I have to parse an html page organized this way:
<li id="ctl00_EFG" class="current">
<a id="ctl00_SGB" href="http://SGI/EFG">EFG</a>
<ul style="width:535px;">
<li class="top_border">
<a style='color: #d94129; font-weight: bold;' href="http://SGI/EFG/regione-abruzzo" title="EFGAbruzzo">Abruzzo</a>
<ul style="width:100%;">
<li>
<a href="http://SGI/EFG/chieti" title="EFG chieti" rel="nofollow">Chieti</a>
</li>
<li>
<a href="http://SGI/EFG/pescara" title="EFG pescara" rel="nofollow">Pescara</a>
</li>
</ul>
</li>
<li class="top_border"><a style='color: #d94129; font-weight: bold;' href="http://SGI/EFG/regione-valdaosta" title="EFGValDAosta">Val d'Aosta</a>
<ul style="width:100%;">
<li>
<a href="http://SGI/EFG/aosta" title="EFG aosta" rel="nofollow">Aosta</a>
</li>
</ul>
</li>
</ul>
</li>
I need to extract an object with the regions and the cities, like this:
{
"Abruzzo": [
"Chieti" , "Pescara",
],
"Val d'Aosta": [
"Aosta",
],
};
I am using cheerio from node.js, but I added jquery to the tags since cheerio uses jquery-style selector (AFAIK...).

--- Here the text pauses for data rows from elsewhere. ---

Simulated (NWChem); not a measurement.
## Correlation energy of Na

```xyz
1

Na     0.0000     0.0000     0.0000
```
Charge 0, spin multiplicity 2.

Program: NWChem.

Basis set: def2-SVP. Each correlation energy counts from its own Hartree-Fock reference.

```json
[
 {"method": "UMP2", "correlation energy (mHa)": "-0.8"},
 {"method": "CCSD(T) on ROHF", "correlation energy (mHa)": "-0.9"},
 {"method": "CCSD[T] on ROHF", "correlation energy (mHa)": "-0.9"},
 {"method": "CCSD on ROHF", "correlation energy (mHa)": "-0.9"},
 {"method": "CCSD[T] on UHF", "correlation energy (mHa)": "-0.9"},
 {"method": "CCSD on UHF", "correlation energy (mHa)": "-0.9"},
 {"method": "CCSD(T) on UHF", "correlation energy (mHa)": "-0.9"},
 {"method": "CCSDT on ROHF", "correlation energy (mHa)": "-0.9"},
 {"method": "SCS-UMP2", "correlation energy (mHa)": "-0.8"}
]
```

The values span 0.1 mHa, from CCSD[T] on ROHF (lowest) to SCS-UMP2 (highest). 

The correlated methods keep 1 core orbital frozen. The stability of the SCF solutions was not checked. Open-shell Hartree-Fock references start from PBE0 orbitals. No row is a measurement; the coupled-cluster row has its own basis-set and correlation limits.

I have come with this partial solution, which is not working ...
$('a[id="ctl00_SGB"]').next().find('ul li').each(function(i, elem) {
var $categoryTop = $(this);
var region = $categoryTop.find('a').first().attr('rel', ':not(nofollow)').text();
console.log('region:', region);
$(elem).find('ul li a').each(function(i, elem2) {
console.log('elem2:', $(elem2).text());
});
Any clue?
P.S.: I am changing a question inserted yesterday, and answered correctly. Unfortunately, I did simplify it a bit too much, so I couldn't use the correct answer to my use case...